The New South Wales Government has approved Australian Industrial Energy’s (AIE) application to modify the existing Development Consent for the Port Kembla Gas Terminal (PKGT).
The modification will allow increased volumes of gas to flow through the Terminal, satisfying the market need for more gas during winter months.
This will be achieved by increasing the permitted output of the Terminal, as well as increasing the number of LNG cargoes able to be received by the Terminal.
With the additional capacity now approved, AIE will continue working with government agencies to complete post-consent requirements and with customers to firm up supply contracts.
With firm supply contracts in place, AIE will be able to take its final investment decision (FID) and commence the relatively short and simple 14-16 months construction program for the Terminal.
Of the various gas import facilities proposed to service the East Coast market, the PKGT is the only Terminal with a planning consent. It is also well placed to service both the NSW and Victorian markets.
AIE has appointed a major construction contractor, Spiecapag Soletanche Bachy (SCSB), and secured the Höegh Galleon as the Floating Storage and Regasification Unit (FSRU) for the Terminal.
If customers now commit to supply agreements, making FID possible in 2020, gas could be flowing into NSW as early as 2022.
The Terminal has the capacity to deliver well over 100PJ of gas each year, representing about 75 per cent of NSW total market needs. It can source LNG supplies from WA, QLD, NT or anywhere in the world, offering the most competitive prices.
The approval cements the PKGT’s position as the only project in NSW with a potential timeframe able to assist the NSW State Government to meet the terms of its recent MOU with the Commonwealth to support the injection of 70PJ of new natural gas supplies into the market by 2022.
AIE has adopted a highly flexible approach to accommodating customer needs, offering not only long-term fixed schedule supply contracts for industrial customers, but also tolling capacity so large volume customers, such as energy companies, can secure their own cargoes and delivery frequencies.

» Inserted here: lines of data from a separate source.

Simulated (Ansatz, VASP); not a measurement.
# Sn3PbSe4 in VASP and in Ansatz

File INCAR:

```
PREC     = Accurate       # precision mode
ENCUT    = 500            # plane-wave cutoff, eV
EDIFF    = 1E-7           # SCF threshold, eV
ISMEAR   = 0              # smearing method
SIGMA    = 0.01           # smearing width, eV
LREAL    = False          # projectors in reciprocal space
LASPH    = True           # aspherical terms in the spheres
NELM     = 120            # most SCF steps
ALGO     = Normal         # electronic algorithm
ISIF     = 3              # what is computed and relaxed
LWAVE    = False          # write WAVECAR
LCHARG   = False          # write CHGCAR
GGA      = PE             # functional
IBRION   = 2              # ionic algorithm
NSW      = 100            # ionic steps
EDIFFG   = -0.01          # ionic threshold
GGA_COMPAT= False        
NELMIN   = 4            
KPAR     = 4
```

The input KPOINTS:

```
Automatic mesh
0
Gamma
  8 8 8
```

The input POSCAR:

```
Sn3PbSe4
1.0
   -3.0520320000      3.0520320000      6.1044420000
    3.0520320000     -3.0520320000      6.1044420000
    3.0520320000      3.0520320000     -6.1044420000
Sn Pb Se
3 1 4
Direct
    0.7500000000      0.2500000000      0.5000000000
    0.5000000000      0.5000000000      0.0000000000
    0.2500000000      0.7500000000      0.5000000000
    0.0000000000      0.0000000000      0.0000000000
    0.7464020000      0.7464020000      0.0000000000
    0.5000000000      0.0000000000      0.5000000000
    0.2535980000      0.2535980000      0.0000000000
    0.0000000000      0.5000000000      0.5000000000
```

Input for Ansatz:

Head of AIE’s PKGT Project, Peter Mitchley, said “Import terminals can be operational faster and cheaper than on-shore resources.
“Production rates can be dialled up or down quickly to reflect market demands and the capacity of terminals can, in some instances, exceed volumes available from onshore gas fields.
“When located in industrial zones, like our NSW Port Kembla site, there is also the added benefit of significantly reduced environmental and community impacts.”